A revised review of the situation, with more care taken to consider alternative scenarios. I see five seats out of 40 in doubt, the remainder going Coalition 15, Labor 13, Greens four, Shooters & Fishers two and DLP one. Shooters & Fishers might get to three, or the third seat could go to Vote 1 Local Jobs instead. The Sex Party might get two, or the two seats in question could instead go Liberal and Family First. Country Alliance might win a seat, or it could go to Labor instead. And there’s a race between the Greens and Labor for the last seat in South Eastern Metropolitan.

First the regions with doubtful seats:

Western Victoria. Since last night, and as intimated might happen below, the ABC has switched its prediction for the last seat from Shooters & Fishers to Vote 1 Local Jobs. That makes two Liberal, two Labor and Vote 1 Local Jobs, with the last seat to be determined by Count 14 and whether Shooters & Fishers (currently 2.27%) can get ahead of the Liberal Democrats (currently 2.28%).

Northern Metropolitan. The current read here is two Labor and one each for Liberal, Greens and Sex Party. But the Sex Party win is contingent on them staying ahead of Labor at Count 22, which is currently 10.62% to 8.73%. Otherwise, the unlocking of the Sex Party bundle causes Family First to win owing to some unlikely types directing them preferences ahead of Labor: the Basics Rock’n’Roll Party, Animal Justice and Australian Cyclists, together with Shooters and Fishers and the Liberal Democrats.
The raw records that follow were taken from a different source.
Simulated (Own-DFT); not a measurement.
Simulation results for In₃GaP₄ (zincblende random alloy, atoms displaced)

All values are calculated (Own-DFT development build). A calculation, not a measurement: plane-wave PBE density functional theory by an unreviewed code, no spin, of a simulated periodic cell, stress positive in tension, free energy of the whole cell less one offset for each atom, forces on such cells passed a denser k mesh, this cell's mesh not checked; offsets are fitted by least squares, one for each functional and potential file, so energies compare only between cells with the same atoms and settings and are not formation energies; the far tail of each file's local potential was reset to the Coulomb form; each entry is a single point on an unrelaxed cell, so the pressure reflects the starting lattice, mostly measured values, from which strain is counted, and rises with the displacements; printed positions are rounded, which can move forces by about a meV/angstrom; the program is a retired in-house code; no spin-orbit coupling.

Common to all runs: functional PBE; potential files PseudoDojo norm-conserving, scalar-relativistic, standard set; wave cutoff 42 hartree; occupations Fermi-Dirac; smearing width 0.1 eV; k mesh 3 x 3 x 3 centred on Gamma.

Northern Victoria. Currently a very striking result with two micro-parties elected: two Coalition (one Liberal, one Nationals), and one each for Labor, Shooters & Fishers and Country Alliance. This is because Labor’s surplus of over half a quota is set to flow to Country Alliance ahead of the Greens. However, this will change if the Greens fall behind Labor at the last exclusion, Count 15, at which the Greens are on 10.27% and Labor is on 9.50%. If so, the Greens will be excluded and their preferences will decisively flow to Labor over the Country Alliance, making the result two Labor, two Coalition, one Shooters & Fishers.

South Eastern Metropolitan. Currently a straightforward result of two Labor, two Liberal, one Greens. But if the third Labor candidate gets ahead of Rise Up Australia at the last exclusion, Count 17, where it’s currently Rise Up 10.79% and Labor 9.08%, Labor wins the last seat instead of the Greens, for a result of Labor three, Liberal two.

Southern Metropolitan. Currently a status quo result of three Liberal, one Labor and one Greens – but the third Liberal might yet lose to the Sex Party if the latter stays afloat at Count 17, where the Liberal Democrats currently lead them by 6.96% to 6.64%. The Sex Party would then absorb the big Labor surplus, which otherwise stands to go untouched because the present projection has the second Labor candidate staying in the race until the final count, at which point he loses to the Liberals.

Now the straightforward ones:

Eastern Metropolitan. Liberal 3, Labor 1, Greens 1.

Western Metropolitan. Labor 2, Liberal 1, Greens 1, DLP 1.

Eastern Victoria. Coalition 2 (Liberal 1, Nationals 1), Labor 2, Shooters & Fishers 1.

Close of Saturday night

Another freakish upper house result, with the present ABC projection being Liberal 14 and Nationals 2; Labor 13; Greens five, winning seats in each of the metropolitan region, including gains in South Eastern Metropolitan and Eastern Metropolitan; three for Shooters and Fishers; and one each for Family First, Country Alliance and the Democratic Labor Party. As I shall shortly explain, there are a few results I don’t think are locked down:

Eastern Metropolitan. Nearly half counted, and it’s looking like the Greens have gained a seat from Labor: enter Samantha Dunn, exit Brian Tee.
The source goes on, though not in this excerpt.